Durham Centre for Classical Reception
World-leading research, postgraduate opportunities, conferences and public engagement events on the afterlives of ancient Greece and Rome.
The Centre for Classical Reception promotes the study of the afterlives of ancient Greece and Rome: from medieval romances to Renaissance architecture, nineteenth century art to modern cinema.
The Centre explores not just the depth and significance of classical influences on later cultures, but also the ways in which the ancient world continues to reshape the world of today. Members of the Centre are drawn from a wide range of departments, including Classics and Ancient History, Archaeology, English Studies, History, and Modern Languages and Cultures. Durham has one of the world's most vibrant research communities in Classical Reception - and members of the Centre are involved in teaching, supervision and research across the breadth of the field. Recent high profile public events have included broadcasts, exhibitions - and a visit from the director Oliver Stone.
Anglophone Translations of the Classics and The History of Sexuality
An international, interdisciplinary workshop to be held at Durham University, 27-28 March 2015. Please download the booking form and send with payment by Thursday 26th February to Dr Jennifer Ingleheart, Department of Classics & Ancient History, 38 North Bailey, Durham DH1 3EU.
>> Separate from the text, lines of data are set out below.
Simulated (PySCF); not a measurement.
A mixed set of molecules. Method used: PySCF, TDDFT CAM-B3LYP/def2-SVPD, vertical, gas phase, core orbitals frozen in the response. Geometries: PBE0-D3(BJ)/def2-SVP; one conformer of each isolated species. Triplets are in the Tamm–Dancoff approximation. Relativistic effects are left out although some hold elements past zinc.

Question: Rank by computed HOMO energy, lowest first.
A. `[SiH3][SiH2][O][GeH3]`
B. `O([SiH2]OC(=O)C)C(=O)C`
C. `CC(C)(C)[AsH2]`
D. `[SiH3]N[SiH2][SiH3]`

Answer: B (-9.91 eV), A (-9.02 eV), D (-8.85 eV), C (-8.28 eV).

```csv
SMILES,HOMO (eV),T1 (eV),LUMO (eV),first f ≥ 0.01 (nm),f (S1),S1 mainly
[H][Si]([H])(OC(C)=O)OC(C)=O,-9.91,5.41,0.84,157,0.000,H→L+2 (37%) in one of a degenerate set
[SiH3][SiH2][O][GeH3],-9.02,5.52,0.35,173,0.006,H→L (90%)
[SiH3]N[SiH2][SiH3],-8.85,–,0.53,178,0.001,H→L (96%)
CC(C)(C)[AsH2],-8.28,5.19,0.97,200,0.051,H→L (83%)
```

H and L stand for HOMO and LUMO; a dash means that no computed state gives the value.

Classical antiquity has profoundly influenced modern concepts of sexuality: Greece provided a model of a society which accepted or lionized same-sex relations, whereas Rome was demonized as oversexed and polymorphously perverse. Classical literature is highly valorized; conversely, desire that does not conform to a heteronormative template has been subject to societal disapproval and legal sanctions. The prestige of classics ensured the translation of texts which spoke of taboo desires and practices: translation, as a privileged space for representations of non-normative sexuality, is thus a major route by which many people have accessed such texts from the eighteenth century onwards, be they sexologists trying to categorize and explain sexual behaviours or those with dissident sexual desires attempting to understand and legitimize their identities.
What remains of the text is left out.